These past few months, I have been pawing around for job and schooling options that are palatable to a creature like me. Inevitably, this process has thrown me up against my ancient nemesis, the cover letter. It seems strange to have such enormously clashing feelings about a rather homogeneous type of writing, but somehow cover letters manage to fill me with terror, bafflement, and satisfaction, all at once.
I thought that you, my abundant readers, might also have trouble with this fiddly art form, and so I have prepared a very serious guide to the cover letter writing process. I hope you find it useful.
Hermitina’s Guide to Writing a Cover Letter, in Six Steps
(If you were familiar with the company prior to applying, skip Step 1.)

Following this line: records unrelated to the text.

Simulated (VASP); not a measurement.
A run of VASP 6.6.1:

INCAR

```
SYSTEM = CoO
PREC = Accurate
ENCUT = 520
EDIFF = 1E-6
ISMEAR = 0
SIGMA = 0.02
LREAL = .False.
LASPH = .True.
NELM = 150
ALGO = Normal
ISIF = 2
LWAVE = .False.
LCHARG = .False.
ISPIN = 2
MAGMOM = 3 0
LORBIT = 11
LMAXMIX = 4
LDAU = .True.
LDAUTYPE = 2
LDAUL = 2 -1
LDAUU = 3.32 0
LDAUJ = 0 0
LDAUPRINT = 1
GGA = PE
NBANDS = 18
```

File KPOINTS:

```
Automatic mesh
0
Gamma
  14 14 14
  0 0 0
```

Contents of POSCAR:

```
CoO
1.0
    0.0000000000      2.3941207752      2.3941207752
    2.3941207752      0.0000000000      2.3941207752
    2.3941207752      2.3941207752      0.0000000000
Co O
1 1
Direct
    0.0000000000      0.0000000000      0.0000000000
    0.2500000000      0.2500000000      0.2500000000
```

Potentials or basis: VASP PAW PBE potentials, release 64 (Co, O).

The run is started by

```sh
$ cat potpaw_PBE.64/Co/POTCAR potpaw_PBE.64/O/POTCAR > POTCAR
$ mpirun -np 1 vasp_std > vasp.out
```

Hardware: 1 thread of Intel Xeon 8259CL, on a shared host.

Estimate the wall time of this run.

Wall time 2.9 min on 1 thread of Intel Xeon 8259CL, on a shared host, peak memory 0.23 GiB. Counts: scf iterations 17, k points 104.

1. Familiarization. Before writing a single word of your cover letter, it is vital to have a solid understanding of the company’s history and philosophy. Check if they have a website; if so, read over their entire website while nodding sagely. Then, see if Wikipedia has a page about them, before resorting to desperate Google searches like “most important things about McSpove Bros. Jellyfish Emporium.” For bonus points, figure out what “synergy” means.
2. Connection. Since you know all about the company, it should be easy to communicate why you and it are an ideal match, right? Of course! However, your grasp of this central point will disappear the moment you open a blank document to begin writing, like so many cockroaches at dawn. Instead, you must begin from scratch. Start with “I like otters and you have a picture of an otter on your website,” and work up from there.
3. Swagger. Once you’ve figured out why you fit the position and company, you must convince them that they cannot live without you. I believe the standard approach to this part of the process is to toe the line between “confident boaster” and “insufferable braggart.” Describe your education, your work experience, and your interests, and then highlight the fact that everything you have ever done was mere practice for the sacred moment when you first read their job posting.
4. Application. You’ve read through your letter and résumé at least fifteen times. Go ahead and push the “send” button. After one more re-read.
5. Infatuation. Now that you’ve written a letter to convince the company that you’re perfect for them, you’ve come to believe it yourself. Every time your inbox displays a new message, your heart leaps in anticipation that they might have written to you. You picture yourself in the workplace, your cheek muscles aching from all the smiling you’re doing. On weekends, you imagine, you will meet up with all your new coworkers to gallop through fields of daffodils, hand in hand.
6. Bitterness. If you haven’t heard back from the company within four days, transition into a period of sullen mourning. This should involve moping any time you hear the company mentioned, as well as disdaining any work or products of theirs that you secretly admire. Occasionally, you may adopt an air of long-suffering patience to tell your friends about that perfect job you applied for, concluding your tale with a tremulous “but I haven’t heard back yet.” If and when the company does call you back (having read your masterful cover letter), immediately revert to Step 5 as you euphorically prepare for the interview.